October is National Seafood Month and while we’re typically a grass-fed meat-loving company, we want to show our friends in the sea a little love. This month, we’ve included two delicious seafood recipes in addition to our usual fare. Celebrate seafood with our Shrimp and Sausage Gumbo and Seared Scallops. If you’re feeling like a landlubber, the Bison Chili or Chili Dogs should do the trick.
- 2 Tbs. olive oil
- 1 medium onion, chopped
- 1 red bell pepper, chopped (about 3/4” pieces)

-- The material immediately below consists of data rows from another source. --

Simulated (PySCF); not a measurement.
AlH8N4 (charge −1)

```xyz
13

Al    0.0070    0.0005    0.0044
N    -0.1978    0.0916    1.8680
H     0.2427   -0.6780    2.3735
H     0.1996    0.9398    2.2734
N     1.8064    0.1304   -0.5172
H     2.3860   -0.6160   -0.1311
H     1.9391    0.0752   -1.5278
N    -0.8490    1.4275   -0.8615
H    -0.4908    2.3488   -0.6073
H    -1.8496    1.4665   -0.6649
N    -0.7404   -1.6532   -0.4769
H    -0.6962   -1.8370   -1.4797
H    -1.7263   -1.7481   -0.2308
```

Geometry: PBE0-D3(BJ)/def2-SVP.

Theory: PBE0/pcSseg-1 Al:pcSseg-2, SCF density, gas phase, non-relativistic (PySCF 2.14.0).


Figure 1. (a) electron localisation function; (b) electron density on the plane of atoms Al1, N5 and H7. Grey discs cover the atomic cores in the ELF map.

- 1 celery rib, sliced (1/2” pieces)
- 2 cloves garlic, minced
- 1/4 tsp. cayenne pepper
- Salt and black pepper, to taste
- 1 lb. Polish pork sausage or Italian pork sausage, cut into 1/2” slices
- 2 Tbs. flour
- 4 cups chicken stock
- 2 sprigs thyme
- 3/4 lb. shrimp, cooked
- 1/4 cup flat-leaf parsley, chopped
Heat the oil in a large pot; add the onion, bell pepper, celery, garlic, cayenne pepper, salt and black pepper. Cook over medium-high heat until the vegetables are tender. Add sausage until lightly browned. Sprinkle meat and vegetables with flour and stir well. Add chicken stock, sprigs of thyme, and shrimp; bring to a simmer. Season with salt, if needed. Allow to simmer for about 15 minutes. Stir in parsley and remove sprigs of thyme immediately before serving.
Pat scallops dry. Add butter and olive oil into a large heavy skillet and heat to medium-high. Sprinkle scallops on both sides with salt and pepper. When butter is melted and hot, add scallops. Be sure that the scallops are not touching each other and that the skillet is not overcrowded. Sear scallops for a couple of minutes on each side until they have a golden crust on the outside and remain translucent on the inside.
- 1 lb. ground bison
- 1/2 cup onion, diced
- 8 oz. dry red beans, cooked according to package
- 28 oz. jarred tomatoes, diced
- 28 oz. tomato sauce
- 1 Tbsp. chili powder
- 1/2 tsp. ground cumin
- 1/2 tsp. oregano
- 1 bay leaf
- 1 clove garlic, minced
- 1/2 tsp. celery salt
- Dash ground cinnamon
- Dash ground mustard
- Dash ground black pepper
Brown bison and onion in a large skillet or pot. Add all other ingredients and simmer until flavors are well incorporated, at least 30 minutes.